Overcoming overfitting in image classification using data augmentation

Imagine you have trained an image classification model whose performance seems a bit poor—did you know there’s more you can do to improve such a model and reduce its bias? You’ve done a lot in creating your model pipeline and then building a predictive model using neural networks, yet its not improving as you expected

In these cases, as a first step I’d recommend you try implementing data augmentation.

In this tutorial, we’ll be looking at what data augmentation is all about and how we can apply this technique in improving the performance of our ML models, and image classification models specifically.

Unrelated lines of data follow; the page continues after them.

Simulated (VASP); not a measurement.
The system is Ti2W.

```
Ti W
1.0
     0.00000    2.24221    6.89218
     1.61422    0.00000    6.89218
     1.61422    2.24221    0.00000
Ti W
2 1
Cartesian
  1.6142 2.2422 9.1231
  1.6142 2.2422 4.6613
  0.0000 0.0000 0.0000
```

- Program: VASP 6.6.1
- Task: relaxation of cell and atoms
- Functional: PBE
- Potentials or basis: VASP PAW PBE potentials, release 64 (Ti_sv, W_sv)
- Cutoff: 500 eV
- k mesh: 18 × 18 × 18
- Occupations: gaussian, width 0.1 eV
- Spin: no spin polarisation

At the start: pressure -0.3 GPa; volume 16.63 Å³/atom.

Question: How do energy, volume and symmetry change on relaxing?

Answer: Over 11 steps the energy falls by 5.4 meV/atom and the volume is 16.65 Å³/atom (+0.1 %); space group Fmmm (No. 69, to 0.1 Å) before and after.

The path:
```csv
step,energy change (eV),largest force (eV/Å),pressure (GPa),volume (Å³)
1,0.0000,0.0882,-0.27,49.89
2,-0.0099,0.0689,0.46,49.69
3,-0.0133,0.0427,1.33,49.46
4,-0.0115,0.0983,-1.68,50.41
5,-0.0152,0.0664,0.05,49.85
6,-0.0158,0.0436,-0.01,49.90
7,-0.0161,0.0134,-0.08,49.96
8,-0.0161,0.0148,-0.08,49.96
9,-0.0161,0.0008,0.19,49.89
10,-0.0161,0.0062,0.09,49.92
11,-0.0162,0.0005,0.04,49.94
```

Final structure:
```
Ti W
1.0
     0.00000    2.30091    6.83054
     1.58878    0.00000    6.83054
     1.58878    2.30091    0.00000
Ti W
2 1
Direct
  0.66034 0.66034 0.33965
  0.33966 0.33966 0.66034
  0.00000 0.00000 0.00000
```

Data augmentation is a strategy that enables practitioners to significantly increase the diversity of data available for training models, without actually collecting new data. We can say data augmentation is a strategy focused on regeneration of more images from already-available ones. And more specifically, it’s a technique that helps us to reproduce an image in another form or dimension.

The image below gives us an idea of what we are about to do. This is an image of a dog but appears like the image was taken several times from various direction; but the truth is, this image was augmented to generate others. What this technique helps us to do to our algorithm performance includes:

Reduction in model bias towards a particular class of data to other classes. That is, it helps the algorithm generalize well.
Increases number of samples in less represented class present in the data (by augmenting original samples into creating more samples).

Introduction

To get started, I’ll be using an existing dataset many of us are likely already familiar with—the cat and dog dataset from Kaggle. Before we can augment this dataset, however, we first need to build a data pipeline. Once we complete these first steps, we’ll dive into data augmentation.

Building your data pipeline

For every problem you’re trying to solve with ML, you need to create a series of processes your data need to go through before modeling. This pipeline could and often does include the following:

Resizing dimensions of the input image
Conversion of images into arrays
Image filtering (not compulsory)
Image scaling (up scaling or down scaling)

For the sake of this tutorial, we’ll focus on 1 and 2, just to help get you started.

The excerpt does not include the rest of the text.